The Bank Holiday weekend was marked by a spate of stories about possible, potential, whispered, strictly on background, tensions between Ed Balls and Ed Miliband, possibly from someone who could reasonably be assumed to speak for Ed Miliband, or from someone who is in a position to sound like they speak for Ed Miliband, but is in fact speaking for themselves, and so on and so on to the Nth degree of complexity.
I put it as tortuously as that because although it’s clear that someone has been speaking to various journalists, (These conversations are helpfully collated by John Rentoul here and put into context by Jim Pickard here) discovering who the someone is (or are) leads you straight down the Cui Bono rabbit hole. I don’t for a minute think that Team EdM would think that the smart thing to do before Conference would be to brief a splits story, but hell, what do I know?
See, I can think of at least three separate and unknowable reasons why a politician or adviser might brief against a colleague, from a genuine and worthy desire to generate a policy debate to a Machiavellian hunger to demonstrate puissance to an utterly cynical attempt to put someone else in the frame for causing division. So even if you think you know the sources, knowing their motivation is next to impossible.
None of which matters, really, because who-ever is doing this, and whatever motivations they have, it simply reveals on important point.
On the subject at hand, which is the fact that the Shadow Chancellor’s desire to control policy commitments is perhaps frustrating his colleagues, Ed Balls is absolutely, utterly, completely, one hundred per cent right.
“What?” says the outraged Shadow Cabinet Political Adviser. “But why is the Treasury team trying to intervene on our totally cost free pledge?” Because sunshine, I know, you know, and the little green apples on the trees know that if you’re allowed to start making cost free policy announcements without signing them off first, we’ll discover in three years time that actually, oh no, what a terrible shock, they cost three billion a year and you’ll be back in the leader’s office saying there’s no way we can possibly backtrack on our promises so close to an election.
Oh, and as for that “Thinking aloud” you’ve been doing? See that chap in the loud shirt and red trousers you sit next to in the Portcullis Cafeteria? The one with the quiffy hair and the braying voice? His job is to tot up the costs of all that thinking aloud, and then drop them on you sometime around March 2015, in a ring binder titled Labour’s Tax Bombshell and an invitation to a helpful photo-shoot demonstrating how much of a typical weekly shop that’ll cost an average family.

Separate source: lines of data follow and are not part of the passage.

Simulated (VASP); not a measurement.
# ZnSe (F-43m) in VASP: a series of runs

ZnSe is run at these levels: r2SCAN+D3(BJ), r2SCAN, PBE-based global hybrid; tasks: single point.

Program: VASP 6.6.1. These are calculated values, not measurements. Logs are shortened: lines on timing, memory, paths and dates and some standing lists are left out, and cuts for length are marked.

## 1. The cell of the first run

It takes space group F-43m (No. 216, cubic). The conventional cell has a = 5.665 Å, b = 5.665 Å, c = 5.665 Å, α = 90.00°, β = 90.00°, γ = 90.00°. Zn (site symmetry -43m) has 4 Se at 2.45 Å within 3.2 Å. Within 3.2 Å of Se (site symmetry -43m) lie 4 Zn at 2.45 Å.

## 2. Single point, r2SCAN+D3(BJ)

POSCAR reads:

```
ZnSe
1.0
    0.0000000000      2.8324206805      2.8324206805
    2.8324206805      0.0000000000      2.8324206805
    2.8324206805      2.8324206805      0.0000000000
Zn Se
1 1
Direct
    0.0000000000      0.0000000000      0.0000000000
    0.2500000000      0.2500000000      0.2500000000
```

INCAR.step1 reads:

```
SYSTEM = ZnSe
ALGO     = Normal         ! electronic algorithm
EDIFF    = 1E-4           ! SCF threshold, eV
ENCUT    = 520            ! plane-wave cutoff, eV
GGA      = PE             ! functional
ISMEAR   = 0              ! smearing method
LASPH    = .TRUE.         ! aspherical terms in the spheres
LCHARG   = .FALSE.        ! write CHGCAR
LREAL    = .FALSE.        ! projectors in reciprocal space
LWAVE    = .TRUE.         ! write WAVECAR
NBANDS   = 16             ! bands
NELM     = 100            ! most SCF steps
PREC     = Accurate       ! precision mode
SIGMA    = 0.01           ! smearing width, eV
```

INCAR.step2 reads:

A Labour Shadow Chancellor has one vital job in opposition. It is to stop his colleagues spending money they don’t have, even when they don’t know they’re spending money, swear blind they’re not spending money and have a note from their mum that says no money was spent in the making of their policy document, honest.*
That makes them the big bad, the horrible grump, the soul of misery for everyone else. They have to hover like a black cloud over every policy document, over every seminar session, over every speech, making life unpleasant.
Naturally, this can be exploited, and it ill behoves any admirer of Tony Blair to malign anyone who takes advantage of the misery a robust Shadow Chancellor must inflict in order to promote themselves a little.
Yet what can’t be done, what must never be done, is to stop this vital work of saying no. It must be irritating for shadow ministers to have to repeat the five point plan for jobs and growth as it were a magical incantation that alone would fix the economy, but realise this – whatever you think of the five point plan, it is costed. It is delimited, defined, and so is defensible.
It is tempting even for those much closer to my politics than to Ed Balls’ to be a bit sneaky about spending pledges by taking credit for accepting spending cuts, but actually making a bid for spending increases by only waving half a bloody shirt. To spell this out, if you face a £15 billion cuts programme, and you “accept” £5 billion of this, then congratulations, you just made a £10 billion spending pledge for the next election.
This is dirty pool, and Ed Balls is right to be annoying and stop it.
Now, admittedly, I come at this from an unusual angle.
I’m somewhat obsessive about what our fiscal stance for the 2015 parliament will be, and think that the best way we deliver change is to understand the financial limitations the next Labour government will be under and make our policy choices accordingly.
Others may wish to spend more than me, which is fine, but then they need to tax more, or borrow more, or cut more elsewhere, and everyone needs to understand the political and economic consequences of those choices.
So if I favour a state investment bank, and greater infrastucture spend, and a construction programme, and help for small businesses (as I do), it’s incumbent on me to realise I’m landing the Treasury with an enormous bill and set out how I would pay for it. If I want to oppose Welfare cuts, likewise. If I want to make a pledge to our Armed forces or to pensioners or train passengers, ditto.
It’s mighty uncomfortable for me to do any of that, because all those choices will intensely annoy someone. It’s much easier to blame the Shadow Chancellor for being annoying, when that annoyance is a vital pre-requisite for governing credibility.
So here’s a motto for the Labour party to take to heart.
If it isn’t Costed, it kills. Remember that, and know that Ed Balls, on this, is absolutely right.
*The same applies for anything with the potential to reduce Tax take, which is what, I’ll bet pounds for pennies, lies behind any alleged nervousness about rapid announcements on Banking reform.